Maximum Sum Circular Subarray

Problem Statement - link #

Given a circular integer array nums of length n, return the maximum possible sum of a non-empty subarray of nums.

A circular array means the end of the array connects to the beginning of the array. Formally, the next element of nums[i] is nums[(i + 1) % n] and the previous element of nums[i] is nums[(i - 1 + n) % n].

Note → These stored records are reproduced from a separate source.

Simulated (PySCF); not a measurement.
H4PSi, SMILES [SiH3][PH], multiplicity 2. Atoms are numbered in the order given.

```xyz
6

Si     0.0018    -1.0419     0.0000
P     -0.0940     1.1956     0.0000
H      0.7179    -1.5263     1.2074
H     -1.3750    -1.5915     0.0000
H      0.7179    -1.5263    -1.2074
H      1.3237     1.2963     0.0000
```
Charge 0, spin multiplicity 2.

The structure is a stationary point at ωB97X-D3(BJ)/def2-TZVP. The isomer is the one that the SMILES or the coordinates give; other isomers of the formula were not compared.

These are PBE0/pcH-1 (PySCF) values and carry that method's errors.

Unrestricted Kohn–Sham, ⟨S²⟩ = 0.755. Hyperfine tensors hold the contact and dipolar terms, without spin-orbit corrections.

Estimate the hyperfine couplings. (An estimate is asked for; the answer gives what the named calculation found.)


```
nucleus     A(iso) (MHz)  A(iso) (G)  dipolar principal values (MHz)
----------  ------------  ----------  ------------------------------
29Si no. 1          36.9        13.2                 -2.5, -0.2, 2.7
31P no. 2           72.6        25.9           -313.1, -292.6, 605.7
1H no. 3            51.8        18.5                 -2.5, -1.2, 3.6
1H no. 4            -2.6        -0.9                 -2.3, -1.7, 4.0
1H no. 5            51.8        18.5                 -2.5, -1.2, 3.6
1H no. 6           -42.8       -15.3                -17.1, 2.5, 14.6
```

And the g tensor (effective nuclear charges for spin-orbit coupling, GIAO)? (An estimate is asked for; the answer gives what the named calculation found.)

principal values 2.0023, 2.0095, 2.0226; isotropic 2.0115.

A subarray may only include each element of the fixed buffer nums at most once. Formally, for a subarray nums[i], nums[i + 1], …, nums[j], there does not exist i <= k1, k2 <= j with k1 % n == k2 % n.

Examples #

Example 1:

Input: nums = [1,-2,3,-2]
Output: 3
Explanation: Subarray [3] has maximum sum 3.

Example 2:

Input: nums = [5,-3,5]
Output: 10
Explanation: Subarray [5,5] has maximum sum 5 + 5 = 10.

Example 3:

Input: nums = [-3,-2,-3]
Output: -2
Explanation: Subarray [-2] has maximum sum -2.

Constraints #

• n == nums.length
• 1 <= n <= 3 * 10^4
• -3 * 10^4 <= nums[i] <= 3 * 10^4

Solutions #

class Solution {
public:
    int maxSubarraySum(vector<int>& nums) {
        int curSum=nums[0], resSum=nums[0];
        for( int i=1; i<nums.size(); i++ ) {
            curSum = max( nums[i], curSum+nums[i] );
            resSum = max( resSum, curSum );
        }
        return resSum;
    }
    int maxSubarraySumCircular(vector<int>& nums) {
        int linearRes = maxSubarraySum(nums);
        if( linearRes < 0 )
            return linearRes;
        int totalSum = 0;
        for(int &n: nums){
            totalSum += n;
            n *= -1;
        }
        int circularRes = totalSum + maxSubarraySum(nums);
        return max( linearRes, circularRes );
    }
};